Ratsstueble restaurant in Besigheim

Ratsstueble restaurant in Besigheim

As travel becomes more and more commonplace, there’s a sense of “out with the old, and in with the new.” Destinations are changing. The days of London, Paris, and Rome have seen their pique; even “exotic” locales like Vietnam and Thailand are becoming increasingly banal as the world gets more and more accessible. Today’s traveler is looking for roads not swamped with awkward, slow-moving tourists, boutique hotels with boutique prices, and an authentic, not-like-home experience. 

Blautopf, or "blue pot," in Blaubeuren

Blautopf, or "blue pot," in Blaubeuren

Enter Germany’s Fachwerkstraße, or Framework Road. This route is a series of 98 towns going up and down the length of the country for 3,000 km, or 1,864 miles. Each bustling little spot is home to hundreds of 13th-17th century half-timbered houses and, save a few exceptions, nothing but locals. There are more castles than tour busses, more cobblestone streets than taxis, and not a single queue in sight.  Throw in all the local microbrews and hand-churned gelato one can handle, and you’ve got a traveler’s – and a marketer’s – dream. 

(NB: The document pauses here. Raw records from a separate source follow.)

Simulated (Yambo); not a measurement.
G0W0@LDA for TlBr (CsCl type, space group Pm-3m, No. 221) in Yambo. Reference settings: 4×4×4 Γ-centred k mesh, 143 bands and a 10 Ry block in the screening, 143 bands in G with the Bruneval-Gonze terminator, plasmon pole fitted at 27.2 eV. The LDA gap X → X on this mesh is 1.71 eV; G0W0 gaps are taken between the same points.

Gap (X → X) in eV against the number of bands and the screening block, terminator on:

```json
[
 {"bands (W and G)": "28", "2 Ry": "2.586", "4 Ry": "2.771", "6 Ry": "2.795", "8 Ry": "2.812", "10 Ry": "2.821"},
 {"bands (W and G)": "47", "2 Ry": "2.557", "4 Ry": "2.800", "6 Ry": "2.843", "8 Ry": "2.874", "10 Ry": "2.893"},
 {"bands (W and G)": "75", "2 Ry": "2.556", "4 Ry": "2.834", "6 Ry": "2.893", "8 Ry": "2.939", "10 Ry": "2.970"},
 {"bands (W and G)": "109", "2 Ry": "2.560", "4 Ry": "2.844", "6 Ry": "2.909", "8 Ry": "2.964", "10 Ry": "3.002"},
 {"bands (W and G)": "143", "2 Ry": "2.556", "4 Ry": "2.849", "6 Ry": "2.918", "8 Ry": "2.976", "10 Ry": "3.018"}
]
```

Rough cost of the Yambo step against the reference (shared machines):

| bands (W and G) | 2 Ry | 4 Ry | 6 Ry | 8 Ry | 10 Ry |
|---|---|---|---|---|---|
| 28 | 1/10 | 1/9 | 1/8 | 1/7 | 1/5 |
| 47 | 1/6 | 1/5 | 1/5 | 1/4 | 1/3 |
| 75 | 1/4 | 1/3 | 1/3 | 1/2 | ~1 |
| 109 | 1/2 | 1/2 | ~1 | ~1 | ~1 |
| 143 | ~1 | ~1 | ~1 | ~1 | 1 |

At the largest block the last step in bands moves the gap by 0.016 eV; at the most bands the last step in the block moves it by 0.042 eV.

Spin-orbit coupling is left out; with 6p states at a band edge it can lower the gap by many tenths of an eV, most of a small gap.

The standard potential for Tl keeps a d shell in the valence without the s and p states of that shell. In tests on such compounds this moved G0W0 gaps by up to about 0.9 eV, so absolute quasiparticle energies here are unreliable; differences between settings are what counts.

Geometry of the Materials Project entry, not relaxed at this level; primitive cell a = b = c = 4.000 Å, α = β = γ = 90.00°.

On the terrace in Meersburg

On the terrace in Meersburg

Let’s start up north near the town of Stade. While nearby Hamburg was annihilated during WWII, Stade survives as a medieval harbor town largely intact from its humble beginnings 1,200 years ago. While numbers like this will initially seem incredible, they’re quite common along this route. Almost directly south at Nienburg you’ll find a centuries-old Jewish cemetery and a for-the-ages asparagus market in May. White asparagus is practically revered in this region, and you’ll find it on every menu – and for good, delectable reason – in the late spring months. 

Cafe Kolesch in Biberach an der Riß

Cafe Kolesch in Biberach an der Riß

Moving further south you have the historic spa town of Bad Essen and the beer town of Einbeck (concocting brews for 750 years). Those uber-history buffs among us may prefer going east, stopping at Salzwedel – a town complete with medieval gates, a looming 13th century tower, the remains of a castle, and the history of being a border-crossing point between East and West Germany – or Celle, home of Celle Castle, 400 fairytale half-timber houses, and a stone’s throw from Bergen-Belsen concentration camp, where Anne Frank and her family suffered the throes of Nazism. 

The old castle of Meersburg

The old castle of Meersburg

If you’re more of a nature lover, you’ll find a new home on the route between the Harz Mountains and Thuringian Forest. Südharz is an obvious stop, with the largest gypsum cave of its kind, and far more books than people (the library within the Schloss Roßla puts that ratio at 10:1). Hannoversch Münden is known as the “Three River” city, and boasts 700 teetering half-timbered houses lining teeny streets along its picturesque waterways. Nearby Butzbach and Korbach make for a great day’s hike and adventure exploring the mines, too.

Felsenkeller, beneath Hotel Adler in Pfullendorf

Felsenkeller, beneath Hotel Adler in Pfullendorf

As the route zigs and zags southward, you’ll eventually approach the end of the line at Lake Constance. Meersburg, the town marking the southern end of the Fachwerkstraße, offers in one 180-degree view several castles lining a panoramic vista to Austria and Switzerland. For this reason, you’ll find Meersburg much more tourist-y than most other stops on the route, but a quick ferry across Bodensee will make it worth all the while. 

Simply "Einhorn," or the Unicorn restaurant in Esslingen.

Simply "Einhorn," or the Unicorn restaurant in Esslingen.

No matter which or how many of these 98 towns you choose, you’ll embark on a path into the medieval past of our world. Parts of it are hibernating for now, but with so much to experience, these humble towns won’t lie dormant much longer.